We can't afford social care already so let's promise ourselves more

From The Guardian, an example of quite gloriously missing the point:

As the characters and plot of Care show, quality care and support costs huge sums, and local authorities have never been under such a relentless onslaught, with budgets ravaged and social care suffering horrifically. As a result family members are forced to care for older relatives full time, putting on hold their own children, jobs and lives.

More and more people are forced to remortgage or sell their homes to fund care, at a time when parental homes are expected to provide both a pension for the home owners and a foot on the housing ladder for their children: eventually, the money runs out.

That people pay for their own lives out of their own resources doesn’t sound all that objectionable to us. Nor does the idea that families care for families - we always though that was rather the point of that most basic of human institutions.

But then this:

Here, we have a jobs crisis and a care crisis: why not push for a Grey New Deal? It could be a charter of rights each citizen should expect, a formalisation of respect across institutions and socially, and a long-term budgeted cash injection to create the skilled jobs and develop the technology needed to make sure we can care properly for older people. The people delivering that care should receive a decent wage for decent work, and expect job security and job satisfaction.

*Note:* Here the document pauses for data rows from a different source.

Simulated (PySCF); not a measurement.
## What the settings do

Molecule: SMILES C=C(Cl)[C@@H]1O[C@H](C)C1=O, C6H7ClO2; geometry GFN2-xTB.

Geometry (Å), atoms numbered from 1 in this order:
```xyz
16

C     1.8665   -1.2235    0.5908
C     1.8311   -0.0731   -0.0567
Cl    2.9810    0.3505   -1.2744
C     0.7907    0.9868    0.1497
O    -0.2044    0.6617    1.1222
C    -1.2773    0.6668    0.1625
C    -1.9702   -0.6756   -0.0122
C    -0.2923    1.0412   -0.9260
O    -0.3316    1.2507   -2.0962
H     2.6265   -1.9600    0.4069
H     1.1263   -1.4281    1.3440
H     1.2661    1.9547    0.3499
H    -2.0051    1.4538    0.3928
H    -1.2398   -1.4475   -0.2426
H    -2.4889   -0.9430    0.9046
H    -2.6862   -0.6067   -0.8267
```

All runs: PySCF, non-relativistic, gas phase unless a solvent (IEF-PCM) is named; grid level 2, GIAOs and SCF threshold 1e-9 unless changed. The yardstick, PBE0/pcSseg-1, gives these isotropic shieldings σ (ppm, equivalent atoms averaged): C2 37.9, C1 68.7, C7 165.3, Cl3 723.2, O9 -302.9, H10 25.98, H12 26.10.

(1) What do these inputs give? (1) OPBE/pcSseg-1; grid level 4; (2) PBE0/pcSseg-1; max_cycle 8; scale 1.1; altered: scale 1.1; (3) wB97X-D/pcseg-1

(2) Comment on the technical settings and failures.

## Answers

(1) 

We’ve already agreed that we cannot afford what we’ve already promised ourselves - that embracing welfare state - within what we’re all prepared to cough up to pay for it. Thus promising ourselves more isn’t one of those things that’s going to work, is it?

The logic being presented to us is that of the restaurant diner who agrees that they can’t afford the mackerel, or the sardines, so why not order the lobster? An entirely wondrous starting point for a phantastical short story perhaps but not quite the way to interact with reality.